Sonny Laskar, an IIM Indore EPGP alum (2013-14 batch), is currently ranked in the top 250 Data Scientists on Kaggle, the world’s largest Data Science platform. He shares, in an interview, insights into his chosen field of work as data scientist and how his stint at IIMI helped his professional growth.
Q: Can you let us know about your Professional experience?
A: I have been in the IT Services Industry for close to nine years. Started my career in TCS as System Analyst and then moved into Data Centre and Data warehousing management Services.
Post EPGP, I joined Microland in the Automation vertical where I head the IT Operations Analytics wing where we are building a Big Data Artificial Intelligence Platform.
Most of my work revolves around building Predictive Analytics solution for massive datasets.
Q: Tell us something about Kaggle and your journey in Data Science Competitions?
A: I came to know about Kaggle while I was at IIM Indore. IIM Indore’s EPGP program has a strong alignment towards Analytics and hence the link.
Today, Kaggle is world’s largest Data Science platform for competitions where companies of all sizes run their business problems as Data Science Competitions for up to million dollars of prize money.
There are around half a million registered members on Kaggle. I am currently ranked in the top 250 Data Scientists on Kaggle.
Q: Does this recognition on Kaggle help in your professional world?
A: Yes, of course. Anyone who is in the space of Analytics knows about Kaggle and most of the recruiters consider Kaggle rank as very good proxy for competency.
Q: Tell us about few of the competitions you have won?
A: The most triumphant victory was the Avito Duplicate Ad Detection contest sponsored by Avito. Avito is the largest classified portal in Russia, very similar to companies like OLX and Quikr.

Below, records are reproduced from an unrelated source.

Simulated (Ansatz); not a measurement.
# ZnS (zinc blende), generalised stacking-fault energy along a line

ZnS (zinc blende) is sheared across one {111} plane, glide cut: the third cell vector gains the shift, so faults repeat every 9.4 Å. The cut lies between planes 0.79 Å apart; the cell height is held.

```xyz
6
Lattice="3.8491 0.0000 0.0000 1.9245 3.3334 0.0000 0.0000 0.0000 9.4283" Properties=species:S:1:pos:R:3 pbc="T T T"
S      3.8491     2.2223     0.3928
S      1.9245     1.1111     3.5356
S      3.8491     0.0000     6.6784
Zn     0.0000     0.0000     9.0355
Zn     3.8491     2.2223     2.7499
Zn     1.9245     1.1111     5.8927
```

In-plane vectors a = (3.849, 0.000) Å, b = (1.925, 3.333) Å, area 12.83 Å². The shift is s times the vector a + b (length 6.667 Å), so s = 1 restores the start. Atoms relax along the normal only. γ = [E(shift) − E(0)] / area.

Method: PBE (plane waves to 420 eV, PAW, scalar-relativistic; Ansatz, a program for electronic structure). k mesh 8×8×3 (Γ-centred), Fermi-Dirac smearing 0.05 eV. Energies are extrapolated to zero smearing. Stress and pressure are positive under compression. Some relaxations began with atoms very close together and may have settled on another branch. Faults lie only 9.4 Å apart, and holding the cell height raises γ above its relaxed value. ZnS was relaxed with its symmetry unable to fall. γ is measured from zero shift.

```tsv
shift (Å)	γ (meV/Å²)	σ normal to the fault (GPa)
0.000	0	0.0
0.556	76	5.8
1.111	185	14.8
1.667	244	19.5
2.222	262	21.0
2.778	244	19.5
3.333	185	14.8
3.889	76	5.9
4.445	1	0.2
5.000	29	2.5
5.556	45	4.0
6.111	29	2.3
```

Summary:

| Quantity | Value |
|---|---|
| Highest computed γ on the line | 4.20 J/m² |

All of us who have used these portals know that as time goes, our ads come down in the listing page which basically means lower probability of someone viewing it and hence buying it. To game this, sellers would be posting the same ad through multiple accounts with different descriptions and photos.
Such activities created duplicate data in the system which adds no additional value; at the same time it impacts customer experience and leads to loss of revenue.
Hence, Avito wanted a Machine Learning solution to this problem where an algorithm would be able to automatically detect the duplicate ads and remove them. Our model was 95.6% accurate as compared to their in-house solution which was 90% accurate. We won the second position in the contest. I had three of my friends from UK and Germany also with me in this competition.
In addition to this, another interesting competition that I won was sponsored by Honeywell where they wanted to predict fuel efficiency of airplanes based on various data that the airplane generated. Since fuel cost is about 30% of the total operating costs, it is extremely important to find out ways to make airplanes fuel efficient.
Similar study was done in past and it was found that total weight of the airplane is an important factor. Hence you must have noticed that most airplanes give you additional discount if you have no check-in luggage.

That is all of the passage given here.